John Perkins, a Coast Guardsman temporarily stationed in Florida for training, is willing to “welcome her back into his home even under this cloud,” which the defense claimed “speaks volumes not just to her characteristics, but also to her character.” As an alternative that would keep her in Ohio, Perkins’ lawyers said a cousin volunteered to take her in until her trial begins—an offer later rescinded, when the relative found out precisely what the charges against Perkins entailed.
Concurring with prosecutors, who said Perkins remains a serious flight risk, U.S. District Court Judge Solomon Oliver, Jr. ordered Perkins to remain jailed.
Dunmire’s former co-worker told The Daily Beast back in December that Dunmire had moved to Ohio from Virginia “to better his life.”

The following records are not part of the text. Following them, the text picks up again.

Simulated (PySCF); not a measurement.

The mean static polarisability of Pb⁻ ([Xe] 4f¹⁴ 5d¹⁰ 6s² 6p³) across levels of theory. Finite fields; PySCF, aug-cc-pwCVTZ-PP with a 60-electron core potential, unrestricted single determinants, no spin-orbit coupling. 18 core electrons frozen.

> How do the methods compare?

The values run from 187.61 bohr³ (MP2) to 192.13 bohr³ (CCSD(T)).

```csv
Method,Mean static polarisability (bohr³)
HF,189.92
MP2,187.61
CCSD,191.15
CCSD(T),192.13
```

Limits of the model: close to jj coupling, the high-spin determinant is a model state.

“He always seemed so happy, and it just made my day,” she said. “I’m pretty picky about the people who I become friends with, and he was one of the people I felt like I could really connect with. The night that it happened, my coworkers and he were at the Tiki lounge… I’m kicking myself, [because] I ended up not going. I wish I was there, it would’ve been the last time I could have spent time with him.”
If convicted, Perkins faces a maximum sentence of life in prison. Her court-appointed lawyers, Stephen C. Newman, Catherine Adinaro Shusky, and Alvaro L. DeCola, did not immediately respond to a request for comment.